If you actively follow the news in the atheist community, then you’ve undoubtedly heard about the story of Damon Fowler . No, this isn’t going to be another rant about the appalling regressiveness of the small-town, American South where the pious have no hesitation to flout the Constitution and ostracize a young man for standing up for the law. No, that rant will be reserved for when I have a steady supply of scotch sitting next to me, but alas, the supply has currently run dry.
Instead, I’m going share my thoughts on the positive aspects that have emerged out of this story and how it demonstrates the need for atheist groups such as this one.
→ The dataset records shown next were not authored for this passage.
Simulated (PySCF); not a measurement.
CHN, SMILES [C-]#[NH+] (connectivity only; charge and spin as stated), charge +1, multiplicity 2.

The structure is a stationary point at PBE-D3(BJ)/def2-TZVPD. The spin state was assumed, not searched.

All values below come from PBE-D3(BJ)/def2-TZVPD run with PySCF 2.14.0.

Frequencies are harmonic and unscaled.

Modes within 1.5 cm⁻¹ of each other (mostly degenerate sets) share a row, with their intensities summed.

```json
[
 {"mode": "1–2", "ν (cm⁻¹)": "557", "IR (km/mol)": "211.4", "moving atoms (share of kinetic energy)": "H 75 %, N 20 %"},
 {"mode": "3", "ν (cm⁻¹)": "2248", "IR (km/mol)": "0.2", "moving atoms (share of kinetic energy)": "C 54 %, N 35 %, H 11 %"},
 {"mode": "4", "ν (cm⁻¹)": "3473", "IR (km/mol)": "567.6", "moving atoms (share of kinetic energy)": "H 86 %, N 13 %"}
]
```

Now the first thing that may come to your mind is, “why are you, a Canadian, talking about an American story?” Sure, the Canadian atheist community isn’t normally subjected to the absurdity our American counterparts are. As far as I can tell – and please share any stories to the contrary if you have them – we don’t have communities that shun children over these issues. Of course, Canada doesn’t have the Church and State separation issues that America does, at least not on such a large scale. (Catholic schools aside.) So Canadian atheists may not face the challenges faced by people like Fowler, but atheist groups are still needed. Why? One word: Community.
Community. It was demonstrated when the news about Fowler’s story spread across the internet. Thousands have been raised for a college fund, he has received a scholarship, and I’ve even read adoption offers on Facebook. It demonstrates that we are not selfish individuals, only looking out for our self-interest. (I find that stereotype to be amusing as most atheists I know tend to reject that neoclassical economics view of the world.)
Sure, atheist groups do play a role in providing a counter to the many religious groups we see on campus. AAFW members have frequently attended events held by the religious groups and have actively debated with them. In doing so, we are trying to prevent those groups from having full control of the stage, so to speak. But, community, for me, remains reason number 1 for the existence of groups such as ours.
As the atheist club on campus we are saying to our fellow atheists, agnostics, and freethinkers, “We are here. Come join us. You’ll be welcome with open arms”. Here is a place where you can come to express your views on religion and other related topics without worry that it could lead to rejection. You may, as I did, find some of your best friends are waiting in this group. So to those atheists in the Waterloo region who have yet to come out to one of our meetings I say, “Come on out”.